Humanics

At Enticio, we enjoy using keyboards of all kinds but we reject the long history of public shaming when it comes to handwriting. We believe this trend was fueled by a general migration to the keyboard for all communication. As with most trends, we confuse “can” with “should” and no one stopped to ask about whether that was a good idea; after all we had already been using typewriters for a very long time. However, the result has been an unprecedented loss of privacy, security, and perhaps overshadowing everything else is the trivialization of most human communication as our personal conversations have become part of some company’s business model. At the time, we didn’t really care because email wasn’t much more than a cool convenience, but it matters a whole lot more today. In fact, it has become a critical service. Compare the email experience to sealing a physical envelope with a letter inside, no one is showing you ads or making money off of that, in fact, it is a federal crime (in the U.S.) to open someone’s mail. Something happened when we were paying attention to other things.

We think we have a better option that preserves what is great about pen and paper and perfectly integrates it with the convenience and speed of modern communication. Additionally, we can dispense with the compromises we have gotten used to accepting and start celebrating the imperfections that makes each of us unique and interesting as individuals instead of seeing it as something that needs fixing. We are not alone in this view, there is no shortage of new information that supports the position that we have all paid a heavy price for abandoning handwritten communication, even if we are only writing to ourselves.

According to the Wall Street Journal, writing by hand can affect aptitude and intelligence in the article: “Can Handwriting Make You Smarter?” , where college students outperform others academically.

Forbes magazine doesn’t pull any punches in the article, “Your Lousy Handwriting Might Actually Make You Smarter.” When talking about how we learn things, they quote educational psychologist Dr. Kenneth Kiewra from the University of Nebraska when he says, “Ironically, the very feature that makes laptop note-taking so appealing – the ability to take notes more quickly – was what undermined learning.”

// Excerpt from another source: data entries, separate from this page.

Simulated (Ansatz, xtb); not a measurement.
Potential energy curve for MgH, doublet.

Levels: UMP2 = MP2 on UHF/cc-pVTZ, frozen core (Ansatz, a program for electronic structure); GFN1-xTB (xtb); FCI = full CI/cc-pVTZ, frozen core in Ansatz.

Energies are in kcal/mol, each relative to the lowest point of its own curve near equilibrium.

Business Insider magazine continues with an article titled, “Here’s Why Writing Things Out By Hand Makes You Smarter.” This reiterates the central point that simply going faster actually hurts our ability to learn as there is no time left for comprehension; we are simply turning into stenographers, typing as much as we can but understanding very little of it.

Now, you would be forgiven if you thought that it was all about college performance and business, considering this list so far, however, there’s much more. Psychology Today has this to say in, “Why Writing by Hand Could Make You Smarter;” where they talk about the ‘cursive connection’ with school children. To pull a quote from the article that shows that, “…scientists are discovering that learning cursive is an important tool for cognitive development, particularly in training the brain to learn ‘functional specialization'” In fact, more and more states in the U.S. are putting cursive back in the curriculum of required competency.